Motorsport News

What’s So Great About the Great American Race

Kyle Busch and Austin Dillon in line at the 2023 Daytona 500, NKP

In sports, it’s no secret that traditionally, a league’s biggest event of the year is typically its last one.

It’s also no secret that those same principles are not true in NASCAR.

For as long as most fans remember, the Daytona 500 has been the kickoff event for one of the longest seasons in the country.

For more than 36 straight weeks, some of the most talented wheelmen in the world will duke it out while crisscrossing the country in haulers decked out with space-age technology.

That all starts this Sunday, though, with the Great American Race. But why?

To know Daytona is to know Bill France, the founder of NASCAR and father of Jim France, the company’s current CEO.

After moving to the Daytona area from Washington to escape the Great Depression, France eventually found himself running his own repair shop at 316 Main Street Station in Daytona Beach, Fla., a location that still stands to this day. A lifelong race fan, France dove head first into the motorsport culture in the area, particularly of the beachfront, land speed record sort.

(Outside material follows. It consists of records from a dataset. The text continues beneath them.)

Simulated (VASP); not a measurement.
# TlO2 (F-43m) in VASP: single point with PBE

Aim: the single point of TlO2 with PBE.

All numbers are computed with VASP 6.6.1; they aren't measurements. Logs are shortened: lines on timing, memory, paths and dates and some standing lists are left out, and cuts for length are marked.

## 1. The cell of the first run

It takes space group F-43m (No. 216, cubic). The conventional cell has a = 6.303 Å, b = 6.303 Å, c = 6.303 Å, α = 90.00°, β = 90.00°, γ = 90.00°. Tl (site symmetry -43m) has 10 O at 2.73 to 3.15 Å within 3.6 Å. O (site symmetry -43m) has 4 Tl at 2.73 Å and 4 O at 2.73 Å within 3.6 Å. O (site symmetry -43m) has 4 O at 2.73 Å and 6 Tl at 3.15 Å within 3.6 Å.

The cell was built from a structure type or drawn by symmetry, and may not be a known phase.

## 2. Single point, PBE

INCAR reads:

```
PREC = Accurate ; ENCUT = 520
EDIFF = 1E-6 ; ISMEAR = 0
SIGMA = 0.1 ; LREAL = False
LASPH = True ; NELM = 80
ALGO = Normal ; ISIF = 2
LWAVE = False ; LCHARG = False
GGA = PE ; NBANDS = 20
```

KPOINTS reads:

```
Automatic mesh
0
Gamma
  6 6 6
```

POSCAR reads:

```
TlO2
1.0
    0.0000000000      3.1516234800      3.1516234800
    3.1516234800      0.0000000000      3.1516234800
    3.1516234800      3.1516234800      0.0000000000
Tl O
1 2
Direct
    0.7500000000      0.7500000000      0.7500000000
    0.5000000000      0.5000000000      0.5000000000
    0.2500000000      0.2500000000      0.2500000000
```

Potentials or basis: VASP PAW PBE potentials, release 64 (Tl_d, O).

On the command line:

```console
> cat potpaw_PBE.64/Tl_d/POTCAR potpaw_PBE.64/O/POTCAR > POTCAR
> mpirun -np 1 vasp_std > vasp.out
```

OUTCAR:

However, the beach was becoming too rutted to hold drivers who wished to attempt such records. This led to a new focus: races.

Years passed, and France’s love for the sport grew. He began to host races himself on the Daytona sand. In 1950, Harold Brasington finished construction of his superspeedway in Darlington, S.C., and the Southern 500 was born. France had founded NASCAR by then and saw the popularity of Brasington’s track and event skyrocketing.

In 1959, after running, presiding over and watching many a race on the hard-packed sand of Daytona Beach and the adjacent highway, France’s magnum opus was completed. The 2.5 mile tri-oval that would later become the staple of the sport was finished.

NASCAR had its first two jewels in the crown that would become the spectacle that fans know today.

The first 500-mile race held at France’s new complex was in 1959 in front of a crowd of 41,921 spectators. Lee Petty won the inaugural race at France’s new motorsport haven and thus laid the foundation for the future of the sport. Attendance numbers between the new Daytona International Speedway and Darlington Raceway were bounced back and forth for decades after, and still are.

However, it wasn’t until 1982 that the race came to be the classic dosage of Americana that race fans know it as today. That was the first year that the Daytona 500 was the kickoff…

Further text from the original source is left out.